I'm looking for AMD specific performance counters which count cycles consumed by page walks when TLB
misses occur. I know Intel has such metrics available.
But do such exist on AMD? I looked in http://developer.amd.com/wordpress/media/2013/12/56255_OSRR-1.pdf but didn't find anything close to what I need.
I also looked in perf
source code https://elixir.bootlin.com/linux/latest/source/arch/x86/events/amd/core.c#L248 It does not seem to have either.
May be it has different names? Any suggestions?
It seems to me you're looking for events similar to Intel's *.WALK_DURATION
or *.WALK_ACTIVE
on AMD Zen processors. There are no such events with the same exact meaning, but there are similar events.
The closest events are the IBS performance data fields IbsTlbRefillLat
and IbsItlbRefillLat
, which measure the number cycles it takes to fulfill an L1 DTLB or L1 ITLB miss, respectively, in case of miss for the selected instruction fetch or uop. Note that in perf record
, IbsTlbRefillLat
can be captured with the ibs_fetch
PMU and IbsItlbRefillLat
can be captured with the ibs_op
PMU.
The event Core::X86::Pmc::Core::LsTwDcFills
is also useful. It counts the number of L1 data cache fills for page table walks that miss in the L1 for each data source (local L2, L3 on the same die, L3 on another die, DRAM or IO on the same die, DRAM or IO on another die). Walks fulfilled from farther sources are more expensive and would probably have a larger impact on performance. This event doesn't count walks that hit in the L1 data cache, although there are other events that count L2 TLB misses. Also, this event only count for L2 DTLB misses and not ITLB misses.
In current versions of upstream kernel, LsTwDcFills
is not listed by perf list
and so perf
doesn't know the event by name. So you'll have specify the event code using the syntax cpu/event=0x5B, umask=0x0/
. This event represents any page table walk for a data load or store for which there is an allocated MAB (meaning that the walker missed in the L1D). You can filter the count according to the response by specifying an appropriate umask value as defined in the manual. For example, the event cpu/event=0x5B, umask=0x48/
represents a walk where the response came from local or remote main memory.
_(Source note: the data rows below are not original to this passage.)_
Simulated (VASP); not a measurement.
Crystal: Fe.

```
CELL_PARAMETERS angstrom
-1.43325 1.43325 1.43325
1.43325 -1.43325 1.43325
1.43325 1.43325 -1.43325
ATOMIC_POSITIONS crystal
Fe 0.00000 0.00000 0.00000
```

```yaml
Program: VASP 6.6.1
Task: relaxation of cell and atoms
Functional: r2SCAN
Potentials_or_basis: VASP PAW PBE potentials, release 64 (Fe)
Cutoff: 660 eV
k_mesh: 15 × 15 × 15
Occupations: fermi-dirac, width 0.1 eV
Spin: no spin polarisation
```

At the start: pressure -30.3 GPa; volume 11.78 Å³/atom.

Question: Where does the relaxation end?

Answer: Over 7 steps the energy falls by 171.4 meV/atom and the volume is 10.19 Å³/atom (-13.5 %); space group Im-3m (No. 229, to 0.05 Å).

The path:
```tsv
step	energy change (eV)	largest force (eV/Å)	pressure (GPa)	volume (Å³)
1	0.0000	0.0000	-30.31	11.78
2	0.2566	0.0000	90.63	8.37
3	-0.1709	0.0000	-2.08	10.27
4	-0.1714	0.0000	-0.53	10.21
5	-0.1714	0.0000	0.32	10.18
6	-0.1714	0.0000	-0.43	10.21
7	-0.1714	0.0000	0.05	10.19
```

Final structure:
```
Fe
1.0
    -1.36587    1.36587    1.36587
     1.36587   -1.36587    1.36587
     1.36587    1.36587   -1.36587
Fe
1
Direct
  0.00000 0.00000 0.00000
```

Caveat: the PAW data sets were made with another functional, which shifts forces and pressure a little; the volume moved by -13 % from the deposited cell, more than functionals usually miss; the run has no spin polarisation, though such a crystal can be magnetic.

One good approach for utilizing all of these monitoring facilities as a small part of your overall microarchitectural performance analysis methodology is to first monitor LsTwDcFills
. If it exceeds some threshold compared to the total number of memory accesses (excluding instruction fetches), then capture IbsTlbRefillLat
for sampled uops to locate where in your code these expensive walks are occurring. Similarly, for instruction fetch walks, use the event Core::X86::Pmc::Core::BpL1TlbMissL2Hit
for counting total walks and if the count is too large with respect to total fetches, use IbsItlbRefillLat
to locate where in your code the most expensive walks are occurring.